Book Read Free

A Winter's Journal

Page 21

by Emmanuel Bove


  There is, in Blutel, a remarkable piece of Bovian analysis which I think brings all this out. Here is Maxime on himelf and his father:

  His memories were ageless. Some from his infancy were clearer than those from his youth. To work out how he was at seven or fourteen he had to find a starting point in the apartments his family had occupied. He knew their order and how many years had been spent in each . . . He barely remembered his parents, though they did not die until he was a young man ... He had never found anyone who could describe his childhood gestures. No one who had known him then had survived. His name and photograph would have had to appear in the newspaper for the last members of his dispersed family to have written him a letter. And even then, he would have had to receive the letters, doubtless sent to various prefectures in the hope of finding him.{40}

  This prompts Maxime into precisely the sort of apparently normal, but in fact internally distorted, "explanation" to which I have been referring:

  His father sometimes came into his room to beg him to work. Maxime already had a confused sense that his father had suffered, that his life had been difficult. Though unconscious, Maxime’s wish was also to suffer, to live to become a man. He said to himself, "I want to grow up by my own means" ... He believed in just one thing: to create himself. When added to his laziness, this ambition led him to abandon his studies—they were so dry alongside the sufferings he was ready to endure. And when, later, circumstances forced him to live in third-rate hotels, it always seemed to him that the misery he could see about him was small beer compared to that which he had imagined. The closer he got to it, the lesser it seemed. He wanted to enter the suffering of the world. But each time it disappointed him. He thought it would be deeper . . . Having arrived in Paris at the age of fourteen and penniless, his only thought was to become a scholar. Alone and without the slightest help from anyone, he shut himself up in a room in the Latin Quarter with dictionaries, books as incomprehensible as those used in more advanced classes, and nourishing himself on bread and butter, tried to learn everything by heart. . . But he had a joker's heart which prevented his succeeding. Everything he tried failed. It was then, discouraged, that he separated from his first wife, remarried, and left Paris. All the things he hadn't been able to do, he wanted his son to do . . . Left out of his calculations was the fact that his son admired him, and that he too wanted to suffer.
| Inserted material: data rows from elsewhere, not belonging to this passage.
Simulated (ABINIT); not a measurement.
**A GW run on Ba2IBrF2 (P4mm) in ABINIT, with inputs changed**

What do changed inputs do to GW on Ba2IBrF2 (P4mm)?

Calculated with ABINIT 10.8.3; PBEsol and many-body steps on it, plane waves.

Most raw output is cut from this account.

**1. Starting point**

  As Cousse says, "Bove spent his life seeking a doubly impossible integration. On the one hand, the literary milieu of his time was powerfully anchored to the bourgeosie. To be admitted, one must belong to it or be godfathered into it . . .

  But while Bove is being refused integration, such an integration would also be unacceptable to him; it would imply a denial of himself. [His whole career] is a double contradiction: the desire to be recognized and his inability to create the conditions necessary for such recognition."{41}

  The internally dépaysé, the "un-countried," the internal exiles, have their particular problems with language, which was not made for their particular situations, their lack of status. The strategy adopted by most "alien" writers (whether foreigners or internal exiles) is either by the creation of a separate language, one particular to them, or, as with Dostoevsky or Simenon, by refusing language altogether, by neutralizing its inventiveness, its allusions, its "idea" content. Bove was not especially attuned to a language at which he did not excel at school; hence the embarrassing "incorrections" of Bove's style noted by some French critics. Bove's characters speak the generic language of their generic milieu; it is barely specific to character and it does not change according to condition or class. To this sort of quotidian language, French is ideally adapted: by minimizing its difficulties, avoiding them, one arrives at the flat language of description—prose in its very essence. Human society and human feelings thus take on mechanical properties: like the very workings of capitalism.

  What is dull and gray in him is deliberate, conscious, a property of the times, of what Cousse once called "the constitutional infirmity . . of a society of war widows and orphans," of "poverty, unemployment, financial indelicacies, all the stigmata of a society in crisis." When Joubert calls ignorance "un lien entre les hommes,"{42} he might have been describing the intense commonality of Bove's multiple versions of himself and his immigrated-emigrated family.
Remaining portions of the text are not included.